285

I'm generating some xml files that needs to conform to an xsd file that was given to me. How should I verify they conform?

13 Answers 13

353

The Java runtime library supports validation. Last time I checked this was the Apache Xerces parser under the covers. You should probably use a javax.xml.validation.Validator.

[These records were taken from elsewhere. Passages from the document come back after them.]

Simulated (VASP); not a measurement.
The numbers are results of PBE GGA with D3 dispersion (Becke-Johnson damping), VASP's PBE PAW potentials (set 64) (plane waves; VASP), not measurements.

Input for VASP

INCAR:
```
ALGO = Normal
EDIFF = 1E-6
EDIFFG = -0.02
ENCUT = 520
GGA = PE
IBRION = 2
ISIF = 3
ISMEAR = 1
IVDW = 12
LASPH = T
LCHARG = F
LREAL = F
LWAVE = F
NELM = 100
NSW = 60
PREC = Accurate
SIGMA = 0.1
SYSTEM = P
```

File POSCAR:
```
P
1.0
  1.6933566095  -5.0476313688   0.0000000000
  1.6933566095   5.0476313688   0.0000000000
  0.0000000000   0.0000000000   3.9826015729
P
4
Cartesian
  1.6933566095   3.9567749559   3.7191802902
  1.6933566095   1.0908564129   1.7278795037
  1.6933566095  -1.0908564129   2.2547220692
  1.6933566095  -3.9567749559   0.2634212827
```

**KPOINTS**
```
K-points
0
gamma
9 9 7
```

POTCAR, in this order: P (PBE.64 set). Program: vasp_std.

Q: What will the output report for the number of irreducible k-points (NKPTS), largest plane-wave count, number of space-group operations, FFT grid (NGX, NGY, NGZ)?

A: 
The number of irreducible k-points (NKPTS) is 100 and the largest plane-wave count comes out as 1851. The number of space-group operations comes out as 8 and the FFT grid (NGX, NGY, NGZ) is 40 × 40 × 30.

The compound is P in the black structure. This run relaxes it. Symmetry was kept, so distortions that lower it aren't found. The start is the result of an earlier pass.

import javax.xml.XMLConstants;
import javax.xml.transform.Source;
import javax.xml.transform.stream.StreamSource;
import javax.xml.validation.*;
import java.net.URL;
import org.xml.sax.SAXException;
//import java.io.File; // if you use File
import java.io.IOException;
...
URL schemaFile = new URL("http://host:port/filename.xsd");
// webapp example xsd: 
// URL schemaFile = new URL("http://java.sun.com/xml/ns/j2ee/web-app_2_4.xsd");
// local file example:
// File schemaFile = new File("/location/to/localfile.xsd"); // etc.
Source xmlFile = new StreamSource(new File("web.xml"));
SchemaFactory schemaFactory = SchemaFactory
    .newInstance(XMLConstants.W3C_XML_SCHEMA_NS_URI);
try {
  Schema schema = schemaFactory.newSchema(schemaFile);
  Validator validator = schema.newValidator();
  validator.validate(xmlFile);
  System.out.println(xmlFile.getSystemId() + " is valid");
} catch (SAXException e) {
  System.out.println(xmlFile.getSystemId() + " is NOT valid reason:" + e);
} catch (IOException e) {}

The schema factory constant is the string http://www.w3.org/2001/XMLSchema which defines XSDs. The above code validates a WAR deployment descriptor against the URL http://java.sun.com/xml/ns/j2ee/web-app_2_4.xsd but you could just as easily validate against a local file.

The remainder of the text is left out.